Note that since the robot is referenced in the local frame the move along the linear X position always sends the robot straight ahead regardless of where it’s initially pointing.  There’s no global X position within a space that we’re trying to get to.  I’ve tried to illustrate this in the following diagram.  In the next series of posts I’m going to place the robot within a global frame in preparation for mapping and localization.

Angular Move

Before looking at the control loop that implements a change in orientation we need to define a point around which the robot’s wheels can rotate.  This point is called the instantaneous center of rotation (ICR) and defines a point around which both wheels follow a circular motion.  To obtain an angular movement the inside wheel would need to spin slower than the outside wheel, which can be accomplished successfully with a differential drive robot.  The following diagram shows the math involved.

The following function is a member of the DriveTrain class.  It takes in an arc radius and returns the ratio between the inside and outside wheels.  If you follow the calculation through you’ll find that an arc radius of zero will return a ratio of 1.0, resulting in the robot turning on the spot.

 // ----------------------------------------------------------------
// Calculate the ratio between the two wheels while driving in
// an arc. arcRadius is the Instantaneous Center of Rotation (ICR)
// ----------------------------------------------------------------
float DriveTrain::calculateArcWheelRatios(float arcRadius) {
  
  // Get the distance that each wheel has to travel
  float insideWheel = 2*PI * ( arcRadius - (wheelSeparation/2) );
  float outsideWheel = 2*PI * ( arcRadius + (wheelSeparation/2) );

  // Return the ratio between the two wheels 
  return (insideWheel / outsideWheel);
}

The moveAngular() function follows a similar pattern to the moveLinear() function.  Since our wheels need to move at different speeds the ratio between the left and right wheel is obtained from the calculateArcWheelRatios() function, explained above.  The resulting ratio will be between 1.0 and 0.0 so it must therefore applied to the slower spinning inside wheel.  For turns, I’ve set the maximum speed to 50%.  We then enter the main orientation control loop.

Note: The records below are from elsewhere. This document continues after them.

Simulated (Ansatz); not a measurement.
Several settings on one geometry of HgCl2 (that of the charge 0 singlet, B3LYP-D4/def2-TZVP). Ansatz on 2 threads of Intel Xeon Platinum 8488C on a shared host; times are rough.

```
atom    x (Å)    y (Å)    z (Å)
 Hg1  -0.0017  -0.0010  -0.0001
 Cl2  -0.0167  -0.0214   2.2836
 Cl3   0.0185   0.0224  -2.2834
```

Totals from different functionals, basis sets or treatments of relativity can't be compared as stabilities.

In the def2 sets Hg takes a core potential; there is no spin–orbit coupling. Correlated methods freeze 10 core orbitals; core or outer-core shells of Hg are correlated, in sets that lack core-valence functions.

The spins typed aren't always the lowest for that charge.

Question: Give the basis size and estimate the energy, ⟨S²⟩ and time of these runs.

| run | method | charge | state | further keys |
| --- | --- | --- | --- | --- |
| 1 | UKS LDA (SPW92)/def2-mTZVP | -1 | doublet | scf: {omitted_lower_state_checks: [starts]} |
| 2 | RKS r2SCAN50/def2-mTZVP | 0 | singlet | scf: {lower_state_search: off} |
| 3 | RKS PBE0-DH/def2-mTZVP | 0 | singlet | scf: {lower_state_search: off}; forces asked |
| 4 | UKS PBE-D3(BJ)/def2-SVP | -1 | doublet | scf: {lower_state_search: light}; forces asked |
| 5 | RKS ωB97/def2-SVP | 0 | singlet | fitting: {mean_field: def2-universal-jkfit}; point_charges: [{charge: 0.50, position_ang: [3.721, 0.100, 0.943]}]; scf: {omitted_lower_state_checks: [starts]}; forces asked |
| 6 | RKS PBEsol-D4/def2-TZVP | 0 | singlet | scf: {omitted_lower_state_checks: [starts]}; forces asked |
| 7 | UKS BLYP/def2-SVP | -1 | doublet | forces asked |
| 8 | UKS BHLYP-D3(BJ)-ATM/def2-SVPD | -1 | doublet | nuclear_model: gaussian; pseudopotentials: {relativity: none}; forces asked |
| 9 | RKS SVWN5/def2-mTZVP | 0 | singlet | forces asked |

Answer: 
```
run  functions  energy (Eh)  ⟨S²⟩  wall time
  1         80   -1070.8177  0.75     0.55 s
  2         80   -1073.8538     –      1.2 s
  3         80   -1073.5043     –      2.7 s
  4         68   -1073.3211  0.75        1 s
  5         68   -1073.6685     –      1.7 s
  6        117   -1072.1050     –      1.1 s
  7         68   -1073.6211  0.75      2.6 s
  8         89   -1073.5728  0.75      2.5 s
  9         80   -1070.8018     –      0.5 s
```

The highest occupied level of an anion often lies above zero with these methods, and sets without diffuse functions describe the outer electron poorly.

The primary difference between the orientation and linear control loops is that the wheels are moving at different speeds.  We first calculate the speed for the outside wheel and apply our ratio to get the inside wheel speed.  Note that the ratio will be 1.0 for a turn on the spot and that one wheel will be moving forward while the other is going backwards.  This will be the case whenever the arc radius is less than half the length of the wheel base.  At some point we have to decide which wheel is the inside wheel.  This depends of course on whether we’re turning left or right.  The determination is made and sent to the robot to actuate its motors.  The remainder of the process is the same as for the linear move.

//----------------------------------------------//
// Move in an arc clockwise or anti-clockwise
//----------------------------------------------//
void moveAngular(float arcRadius) {

  // Calculate the relative wheel speeds based on the 
  // radius of the turn.
  float ratio = robot->calculateArcWheelRatios(arcRadius);
  
  // Save the direction of motion
  int dir = sgn(int(poseError[PSI] * 1000)); 

  // Use half of max speed for turn.
  float maxSpeed = 0.5;

  // Set initial wheel speeds
  float outsideWheelSpeed = maxSpeed;
  float insideWheelSpeed = maxSpeed * ratio;
  
  int loopCounter = 0; // Loop counter for timeout
  
  while (fabs(poseError[PSI]) > 0.0) {

    // Process the loop every 50 milliseconds
    current_time = nh.now().toSec();
    while(nh.now().toSec() < current_time + poseLoopPeriod) {
        //wait 50ms
    }    

    // Timeout after 10 seconds
    if (loopCounter > (timeOut*2)) { ROSLOGString("Timed out!"); break; } 

    // End while loop if the direction sign has changed (went passed the target)
    if (sgn( int(poseError[PSI] * 1000) ) != dir) { break; }

    // Slows down when we get near the target orientation
    // Sets the outside wheel speed proportionally to the orientation error
    float outsideWheelSpeed = (poseError[PSI] * Kp) + (Ki * dir); // Kp = 3.0, Ki = 0.3

    // Keep max speed to 1.0
    if (fabs(outsideWheelSpeed) > maxSpeed) { 
      outsideWheelSpeed = maxSpeed; // Max 1.0
    } 

    // Calculate the inside wheel speed. Ratio will be -1 for turn on the spot
    insideWheelSpeed = outsideWheelSpeed * ratio;
    ROSLOG2FLabel("Wheel speeds (left,right)", insideWheelSpeed, outsideWheelSpeed);
    
    // Actuate the wheels
    if (poseError[PSI] > 0.0) { // Moving anti-clockwise. Inside wheel is left
      robot->setWheelSpeeds(insideWheelSpeed, outsideWheelSpeed); // (left wheel, right wheel)
    } 
    else { // Moving clockwise. Outside wheel is left 
      robot->setWheelSpeeds(outsideWheelSpeed, insideWheelSpeed); // (left wheel, right wheel) 
    }

    // Get the current x position of the robot
    float *currentPose = robot->getLocalPose();

    // Calculate the error
    Matrix.Subtract(refPose, currentPose, 3, 1, poseError); 

    publishToROS(currentPose);  // Publish robot state to ROS
    
    loopCounter++;
    
  } // End while loop

  // Stop the wheels
  robot->setWheelSpeeds(0.0, 0.0);  // Stop
  ROSLOGString("--- Done angular movement ---");
} 

This completes phase one of the project.  Please let me know if this series of posts has been useful.  If so, I’ll continue to write updates on the project as it progresses.  In the next phase I’ll be working at controlling the robot within a global reference frame, such as a living room (external kinematics).  I’d also like to try and use an MPU for dead reckoning to confirm the odometry results coming from the encoders.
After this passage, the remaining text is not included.